On Sat, Sep 5, 2020, 6:36 PM coderman <coderman@protonmail.com> wrote:
‐‐‐‐‐‐‐ Original Message ‐‐‐‐‐‐‐ On Saturday, September 5, 2020 5:07 PM, Karl <gmkarl@gmail.com> wrote:
This email is shared from a place of forthrightness (and hope).
https://github.com/ipfs/notes/issues/37
Just to add, I suspect the reason that the state of public anonymity tools is not stronger is that the existing international powerholders, whose power could be reduced by widespread accessible anonymity, take diverse action to slow the release and hinder the effective use of the research.

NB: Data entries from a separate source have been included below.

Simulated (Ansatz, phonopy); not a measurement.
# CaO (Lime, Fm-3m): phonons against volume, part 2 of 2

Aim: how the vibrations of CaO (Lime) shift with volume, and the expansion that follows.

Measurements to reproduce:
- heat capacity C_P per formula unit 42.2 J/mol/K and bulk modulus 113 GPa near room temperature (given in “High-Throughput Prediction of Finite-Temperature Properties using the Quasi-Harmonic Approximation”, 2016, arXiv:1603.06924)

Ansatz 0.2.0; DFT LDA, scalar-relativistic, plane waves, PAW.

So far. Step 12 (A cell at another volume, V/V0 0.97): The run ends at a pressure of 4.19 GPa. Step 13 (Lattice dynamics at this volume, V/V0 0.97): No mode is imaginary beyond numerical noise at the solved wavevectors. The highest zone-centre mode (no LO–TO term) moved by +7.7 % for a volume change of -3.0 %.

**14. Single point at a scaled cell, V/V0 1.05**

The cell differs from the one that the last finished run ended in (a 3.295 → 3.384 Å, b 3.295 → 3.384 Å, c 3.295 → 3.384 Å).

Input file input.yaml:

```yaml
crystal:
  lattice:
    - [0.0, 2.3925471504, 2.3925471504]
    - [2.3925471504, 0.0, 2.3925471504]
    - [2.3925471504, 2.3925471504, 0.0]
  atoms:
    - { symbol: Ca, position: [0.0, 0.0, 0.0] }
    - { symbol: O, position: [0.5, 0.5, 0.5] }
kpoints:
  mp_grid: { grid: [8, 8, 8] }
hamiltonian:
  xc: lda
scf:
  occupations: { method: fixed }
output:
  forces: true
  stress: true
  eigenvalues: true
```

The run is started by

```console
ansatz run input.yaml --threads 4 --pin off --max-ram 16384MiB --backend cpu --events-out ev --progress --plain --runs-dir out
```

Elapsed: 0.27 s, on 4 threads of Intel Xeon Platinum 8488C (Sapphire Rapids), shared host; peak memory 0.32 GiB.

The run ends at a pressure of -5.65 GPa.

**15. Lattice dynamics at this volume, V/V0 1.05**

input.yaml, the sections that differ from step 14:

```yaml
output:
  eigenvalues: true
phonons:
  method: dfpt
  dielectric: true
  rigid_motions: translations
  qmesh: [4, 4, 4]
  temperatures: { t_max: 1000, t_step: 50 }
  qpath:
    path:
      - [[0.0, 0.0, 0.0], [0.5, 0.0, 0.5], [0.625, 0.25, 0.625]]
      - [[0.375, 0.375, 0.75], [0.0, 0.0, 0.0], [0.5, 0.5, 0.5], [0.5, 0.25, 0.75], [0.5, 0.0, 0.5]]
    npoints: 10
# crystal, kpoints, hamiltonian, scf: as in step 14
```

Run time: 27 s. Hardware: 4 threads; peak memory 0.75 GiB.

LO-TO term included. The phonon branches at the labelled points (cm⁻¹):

... see also: """ Dear @seanlynch <https://github.com/seanlynch> you are belligerent. I am in fact not saying that Tor or I2p aren't worth using. Come off your platitude for a few minutes and think about people who may be in a more high risk situation than yourself. For those people Tor isn't good enough because their adversary may well be the NSA and the FBI and GCHQ and so on. I am welcome to put forth my efforts into mix networks but not because you say so speaking from a place of belligerence. I am a fan of Tor and I do not go around telling people they can't have any protection. Your delusional caricature of myself is offensive and alarming. Check yourself before you wreck yourself.""" - https://github.com/ipfs/notes/issues/37#issuecomment-687661383
:P~
TL;DR: for the IPFS Tor support issue:
IPFS wants a security audit before merging Tor support. Tor support was volunteer effort - no paid security review possible. Thus - IPFS does not support Tor :/
The above relation was shared by someone who appears to be a new ipfs developer, over two years after the Tor integration work started, after it was _completed_ and _used_ in other forks. A lead ipfs developer named whyrusleeping had collaborated with the Tor development and supported it throughout that thread. whyrusleeping's name is all over the source code everywhere; the turn-down due to security-auditing concern was expressed by a guy who's name I do not recognise, and whyrusleeping made no further comments. Possibly they had a dev meeting without Tor representation and haven't revisited the issue. (It's also possible some random guy just made a comment that ended the discussion, too, from my perspective, since I haven't looked them up.) It looks like all parties are taxed and upset at this point. Obviously we need both Tor and new tech to be usable and supportable. I wish I knew how to contribute. (I have problems forming certain kinds of new memories that started before I learned golang, so I was pretty frustrated with my ability to contribute when I first commented on that issue years ago. I just don't understand go sourcecode. It's so weird. I could do it with a lot of slow effort and tutorials, or maybe a quick reference that translated to another language and libraryset)
best regards,
Thank you for your modeling of anonymity. We all need to do this, to protect each other and our important work, and spread behaviors that do that.